Updated: Oct 20, 2022

What is the Accounting Cycle?

The Accounting Cycle helps you turn your raw financial information into financial statements that you can use to manage and grow your business. It explains the process of recording transactions, creating financial statements, and closing accounts for the next period. Once you close your books, the cycle starts again for the new year.


Depending on who you ask, the Accounting Cycle may have a different number of steps based on how you divide up the tasks, but they are all essentially the same. For the purpose of this post, we will use 8 steps to explain the accounting cycle.

1. Identify and Analyze Transactions

The Accounting Cycle begins with a transaction. This could be making a sale, paying a bill, running a payroll, etc. First, you need to gather the records of your business transactions and determine which accounts they belong to.

2. Record Journal Entries

After gathering information for your transactions, it’s time to make journal entries. These should include the date, description, the name and number of the account(s) affected, and a reference number. If you’re using the double-entry bookkeeping method, you will need to record a debit and corresponding credit for every transaction.

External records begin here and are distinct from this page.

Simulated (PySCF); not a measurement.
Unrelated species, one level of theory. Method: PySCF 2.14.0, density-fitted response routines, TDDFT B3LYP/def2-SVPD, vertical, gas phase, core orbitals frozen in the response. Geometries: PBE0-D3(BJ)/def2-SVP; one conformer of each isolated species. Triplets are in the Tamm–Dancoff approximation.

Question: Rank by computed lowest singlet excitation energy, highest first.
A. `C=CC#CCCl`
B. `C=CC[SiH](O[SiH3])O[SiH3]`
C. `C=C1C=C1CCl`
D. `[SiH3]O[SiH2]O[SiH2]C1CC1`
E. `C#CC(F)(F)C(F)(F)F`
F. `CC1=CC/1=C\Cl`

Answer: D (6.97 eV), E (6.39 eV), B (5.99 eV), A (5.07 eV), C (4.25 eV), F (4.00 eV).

3. Post to the General Ledger

If you manually keep and update your books, the next step is to summarize your journal entries in the general ledger. While journal entries are recorded in chronological order, the general ledger is organized by account. However, if you use accounting software, many of them update the general ledger automatically when you input a journal entry.

4. Prepare an Unadjusted Trial Balance

At the end of each period, you should run a trial balance to ensure that your information is accurate and up-to-date. This will display the total debits in credits in all your general ledger accounts. 

5. Make Adjusting Entries

After the unadjusted trial balance has been created, you may find there are adjustments that need to be made. This could include adjusting for taxes, balancing debits and credits if you found they aren’t equal, or adding a missed transaction. Here are the four main types of adjustments you may need to make to your trial balance:

  • Deferral: Get rid of any transactions that don’t belong to the current period for your trial balance.

  • Accruals: If you use accrual accounting, you want to consider future payments and expenses.

  • Missing transactions: While reconciling your accounts, you may come across a transaction you forgot to record.

  • Tax adjustment: Determine which tax deductions you need to make during that period.

6. Prepare Adjusted Trial Balance

After all these adjustments have been made, you get the adjusted trial balance. If you use accounting software, typically there won’t be an unadjusted and adjusted report, just a trial balance. This is because adjustments can be made in software in real time so that they’re always up to date.

7. Prepare Financial Statements

At this point in the cycle, you can start creating financial statements using the trial balance. The three main financial documents are the Income Statement, Balance Sheet, and Cash Flow Statement. You can use the information from the asset, liability, and equity accounts on the report to create the balance sheet. The revenue and expense accounts provide the information you need for the income statement. While details from accounts that interact with the cash accounts can be used to prepare the cash flow statement.

8. Make Closing Entries

Closing your books means returning the balance of your temporary accounts back to zero. Temporary accounts include revenue, expense, and withdrawal/dividend accounts. You will need to make closing entries to transfer the balance to permanent accounts. These are made at the end of the accounting period and allow for a fresh start in the next period.


Repeat!

You’ve now completed the Accounting Cycle! Now what? Time to repeat it! As a business owner, you will need to go through the Accounting Cycle every year. Keeping up with the cycle can be a lot of work, but it's extremely important.


Need help keeping up with the Accounting Cycle? As bookkeepers, one of our main jobs is keeping the cycle running smoothly so you can focus on what you do best! If you need help, contact us or give us a call at (360) 756-5020.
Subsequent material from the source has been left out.